ANAHEIM, CA — Left-hander Tyler Anderson, 2-1, 3.60 ERA, and Cuban-American plus 2021 American League LatinoMVP Pitcher of the Year, Carlos Rodón, 6-3, 2.88 ERA, each starting game two of this three game set between the Yankees and Halos at Angel Stadium, gave their respective ball clubs a chance to win Tuesday night’s affair.
Both lefties had been giving their clubs outstanding outings, and you could even take it a notch higher when we speak of Rodón. One can only wonder what this Yankees rotation would look like if Gerrit Cole and 2024 AL LatinoMVP Rookie of the Year & AL ROTY, Luis Gil, Azua, Dominican Republic, were alongside Max Fried and Rodón.
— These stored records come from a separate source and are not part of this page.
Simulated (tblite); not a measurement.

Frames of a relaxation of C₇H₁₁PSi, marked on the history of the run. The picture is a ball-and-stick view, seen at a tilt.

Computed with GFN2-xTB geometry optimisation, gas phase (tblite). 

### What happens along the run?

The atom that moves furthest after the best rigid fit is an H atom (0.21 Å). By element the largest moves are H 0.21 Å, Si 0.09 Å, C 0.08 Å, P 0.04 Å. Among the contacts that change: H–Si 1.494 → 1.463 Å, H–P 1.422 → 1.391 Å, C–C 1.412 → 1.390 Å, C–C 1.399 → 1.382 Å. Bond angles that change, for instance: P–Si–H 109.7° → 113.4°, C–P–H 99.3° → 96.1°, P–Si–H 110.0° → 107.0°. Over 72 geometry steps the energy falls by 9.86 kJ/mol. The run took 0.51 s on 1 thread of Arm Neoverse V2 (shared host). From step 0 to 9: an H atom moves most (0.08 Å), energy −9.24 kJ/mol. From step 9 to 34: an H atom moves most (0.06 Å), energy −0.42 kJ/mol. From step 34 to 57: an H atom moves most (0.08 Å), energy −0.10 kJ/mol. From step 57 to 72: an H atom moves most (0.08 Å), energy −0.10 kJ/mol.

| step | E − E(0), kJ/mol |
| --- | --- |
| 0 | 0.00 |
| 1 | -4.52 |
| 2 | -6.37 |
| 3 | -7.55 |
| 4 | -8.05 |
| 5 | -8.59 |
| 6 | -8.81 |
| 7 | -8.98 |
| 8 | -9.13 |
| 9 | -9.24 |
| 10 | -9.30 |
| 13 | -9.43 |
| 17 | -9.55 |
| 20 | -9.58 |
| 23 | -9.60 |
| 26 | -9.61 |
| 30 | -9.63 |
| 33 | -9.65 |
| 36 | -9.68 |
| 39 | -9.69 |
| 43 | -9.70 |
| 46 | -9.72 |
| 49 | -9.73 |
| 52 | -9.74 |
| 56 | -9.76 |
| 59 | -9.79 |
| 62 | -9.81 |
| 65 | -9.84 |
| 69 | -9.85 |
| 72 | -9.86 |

Image Credit: Bill Menzel/Latino Sports
For the first three innings, both starters lived up to what we expected to see as they eased through each other’s lineup with combinations of change-ups, sliders, fastballs, curve balls, and cutters, keeping hitters off balance.
The Yankees would score first in the fourth inning on a two-out, 423-foot solo home run into the right-field bleachers by Ben Rice. It stayed a 1-0 game until the sixth inning when Cody Bellinger hit a fly-ball to center-fielder Matthew Lugo, Manati, Puerto Rico, who dropped it, sending Bellinger to third. In a one-run game with a guy like Rodón pitching like a legitimate Cy Young Award candidate and a legitimate team like the Yankees, you can’t make a mistake like that.

Image Credit: Francisco Rodriguez/Latino Sports

Image Credit: Francisco Rodriguez/Latino Sports
Good teams will jump on errors, and that’s precisely what the Yankees did as the next batter, Anthony Volpe, hit a sharp line drive single to center field to drive in Bellinger with the second Yankee run. The Angels were now forced to remove Anderson, who was at 97 pitches, after he pitched six strong innings, giving up only five hits and two runs, one of which was unearned.
His replacement promptly gave up a 408-foot line drive home run that left the bat of Oswald Peraza, Barquisimeto, Venezuela, at a speed of 111.8 mph, giving the Yankees a 3-0 lead.
Oh, by the way, Peraza is batting .165 and batting ninth in the order. Rodón would leave with a line of seven shutout innings, five hits, no runs, no walks, and ten strikeouts.
He threw 105 pitches, 69 for strikes, lowering his ERA to 2.60 for his seventh win—tied for the MLB and AL lead in 2025.
“That would be great,” said Rodón in the postgame when asked of potentially being named a 2025 AL All-Star, which would mark his first as a Yankee. “But I’m not here for individual accolades, I’m here to win as many ballgames as I can. I think every one in this room is the same way.”
“The accolades are great, that’s something we’re chasing. If it happens, it happens, but the goal is to play the last game of the year.”
The Halos made it interesting in the ninth inning when Yoán Moncada, Cienfuegos, Cuba, on his 30th birthday, led off the last inning with a 413-foot home run into the center field bleachers.

Image Credit: Francisco Rodriguez/Latino Sports
The Angels would add one more off of RHP Devin Williams but eventually fell short, losing 3-2, giving New York a chance to sweep the series Wednesday night.